The Roots of Social Security
Copyright © 2018 by AARP. All rights reserved.
You may think of Social Security as part of life in the United States, but it wasn’t always this way. Social Security was a foreign idea — literally. Americans by and large never expected their national government to rescue them in hard times. This was a country shaped by pioneer culture, a society that expected people to pull themselves up by their own bootstraps. Back on the farm, extended families took care of their own and struggled together. But as more Americans migrated to cities for work, traditional supports of family and close-knit communities began to unravel.
The Great Depression of the 1930s transformed attitudes. Unemployment rocketed to 25 percent. People’s life savings vanished in a tsunami of bank failures. More than half of older Americans were poor. In desperation, people turned to Washington for help, and Washington looked overseas for ideas. President Franklin D. Roosevelt and his advisors, including Labor Secretary Frances Perkins, considered an idea known as social insurance, which had gained popularity in Europe. The idea was that governments could adapt insurance principles to protect their populations from economic risks. Unlike private insurance arrangements, which are supposed to protect individuals, social insurance programs are supposed to help all of society.
In 1889, German Chancellor Otto von Bismarck pioneered the idea with a system of old-age insurance that required contributions from workers and employers. By the time of the Great Depression, dozens of nations had launched some sort of social insurance effort. U.S. leaders, eager to ease the economic pain engulfing the nation, took a more serious look at social insurance from Europe. Others viewed social insurance as radical and un-American.

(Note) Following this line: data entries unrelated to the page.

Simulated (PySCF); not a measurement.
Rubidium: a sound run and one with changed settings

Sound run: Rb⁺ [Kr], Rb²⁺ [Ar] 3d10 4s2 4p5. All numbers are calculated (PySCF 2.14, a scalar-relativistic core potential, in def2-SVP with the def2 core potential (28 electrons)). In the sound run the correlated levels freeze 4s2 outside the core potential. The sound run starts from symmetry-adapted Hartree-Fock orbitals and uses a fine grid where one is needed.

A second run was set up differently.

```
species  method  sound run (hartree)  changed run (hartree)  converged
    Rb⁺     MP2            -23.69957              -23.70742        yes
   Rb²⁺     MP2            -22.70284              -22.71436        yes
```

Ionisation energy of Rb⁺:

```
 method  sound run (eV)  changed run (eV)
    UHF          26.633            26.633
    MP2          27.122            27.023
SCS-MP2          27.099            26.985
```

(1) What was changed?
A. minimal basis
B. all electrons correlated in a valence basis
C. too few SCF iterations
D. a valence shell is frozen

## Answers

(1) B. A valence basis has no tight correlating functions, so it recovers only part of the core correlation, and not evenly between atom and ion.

After a lengthy debate, Congress passed the Social Security Act, and President Roosevelt signed it into law on August 14, 1935. The law provided unemployment insurance as well as help for seniors and needy children. Title II of the act, “Federal Old-Age Benefits,” created the retirement benefits that many people now see as the essence of Social Security.
“We can never insure 100 percent of the population against 100 percent of the hazards and vicissitudes of life,” Roosevelt said at the bill signing, “but we have tried to frame a law which will give some measure of protection to the average citizen and to his family against the loss of a job and against poverty-ridden old age.”